Better Blocks = Big Plays

West Virginia's coaching staff was fairly pleased with the execution in the opener, particularly so where ball-control was concerned. But a lack of downfield blocking doomed big-play capabilities.

"We probably had more first downs than we'd like because we did not have big plays," head coach Rich Rodriguez said. "That's a good sign of efficiency. If you have over 25 first downs you are probably going to have success because you are controlling the game. But each team still had 10 possessions. We had several long drives where we had the ball 10-plus plays. It is a lot easier for you to control the ball like that."

The coaching staff did express concern that tailback Steve Slaton did not break off a run longer than 16 yards. The longest rush of the 42-10 opening win was Owen Schmitt's 18-yarder to setup his three-yard scoring plunge in the third quarter. That made it 35-7. The culprit was downfield blocking. It appeared that one more block on many plays would have resulted in Slaton hitting the open field. It's usually a footrace from there for the sophomore.

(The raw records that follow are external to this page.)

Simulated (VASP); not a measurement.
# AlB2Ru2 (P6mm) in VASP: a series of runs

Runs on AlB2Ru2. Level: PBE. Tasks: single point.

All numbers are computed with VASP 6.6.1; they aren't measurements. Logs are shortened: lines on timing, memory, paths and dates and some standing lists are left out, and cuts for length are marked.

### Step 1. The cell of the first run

"He runs hungry," Rodriguez said. "The best backs in the country do that. Some say (the backs) run angry. He tries to get everything out of every play."

West Virginia would also like to play more guys, perhaps especially so at tailback, where Slaton, in a blowout win, toted the ball 33 times, one short of his career-high 34 against Pitt last season. Slaton played just half a season last year, and 30-plus carries, or even touches, per game would leave one to believe that the speedy back could wear down at least by the end of the year. The main tailback that could help is Ed Collington, but the freshman is still nursing a sore left ankle suffered in the first weeks of fall camp. The injury is 95 percent, but Collington said it still gets sore and limits his cutting. Schmitt and Jason Colson are the current reserve tailbacks.

Offensive coordinator and running backs coach Calvin Magee said that Collington must still show what he can do in practice. He likes the size, speed and athletic ability of the WPIAL leading rusher, but noted that without seeing him at 100 percent, the staff isn't sure of his game-readiness. If pressed, Collington is healthy enough to play.

"We would like to play more guys, but one, they have to know what they are doing and two, they have to show that in practice," Rodriguez said. "It is hard to throw guys in there when we don't trust them. We have more guys that we trust to put in there. There are more at wide receiver, at running back and on the defensive line and linebacker. There are more guys at just about every position that have an opportunity. Ability-wise they can help us."

Rodriguez said that backup-turned-starting offensive lineman Greg Isdaner graded out "ok. It wasn't a great performance from him. Every mistake he made was a correctable mistake. We were pretty pleased with his first outing." Isdaner came in when Damien Crissey was injured in the first quarter. Crissey has a foot sprain and will be out several (3-5) weeks. He is wearing a protective boot.

Crissey's loss means Ryan Stanchek will be the full-time left tackle, while Isdander plays left guard. Stanchek started the Marshall game at left guard so Crissey could man the left tackle slot. That had been a battle since spring that was decided by offensive line coach Rick Trickett just during game week. John Bradshaw, also in the mix, was originally the right guard behind Jeremy Sheffey, but could play other positions should West Virginia incur another injury.

The other injury news is that quarterback Patrick White's rib muscle strain was thought to be 100 percent prior to the opener and was simply aggravated. WVU will limit his passing in practice this week, and his limitations might play into the game strategy against a heavy underdog in Division I-AA Eastern Washington. Rodriguez did say he liked the way backup quarterback Jarrett Brown played in the final drive against Marshall. Brown scored on a nifty run where he eluded two defenders and plowed over another one.

West Virginia's blocked field goal just before the half was the result of poor technique by one player who was removed from the first-team line. The same player jumped offsides on one point after. He was replacing Crissey on the right side of the line. The snap, hold and kick were fine, the coaching staff said.

Note: Eastern Washington will arrive Thursday. The 2,300-mile trip mandated that the Eagles get into Morgantown a day earlier to rest. Rodriguez was asked if that would hurt the team, traveling all the way from the northwest to a mid-Atlantic state.

"Yeah, if they were coming that day," Rodriguez said. "They will have two days to get their legs back under him. They will be full of energy when they play us, I can promise you that. They liked to throw it last year, and I think they'd like to do that again. But their best player is probably their tailback. They spread you and throw it and do a lot of screens and do a lot of things Marshall did like play-actions and boots to take advantage of our aggressiveness.

"A I-A team should beat a I-AA team. But the teams that pulled upsets played in the Big Sky conference (the same league Eastern Washington won the last two seasons). Montana State went into Colorado and won 19-10, and it should have been more from what I hear. New Mexico lost to Portland State. They will get ours guys' attention. We can't just show up and win."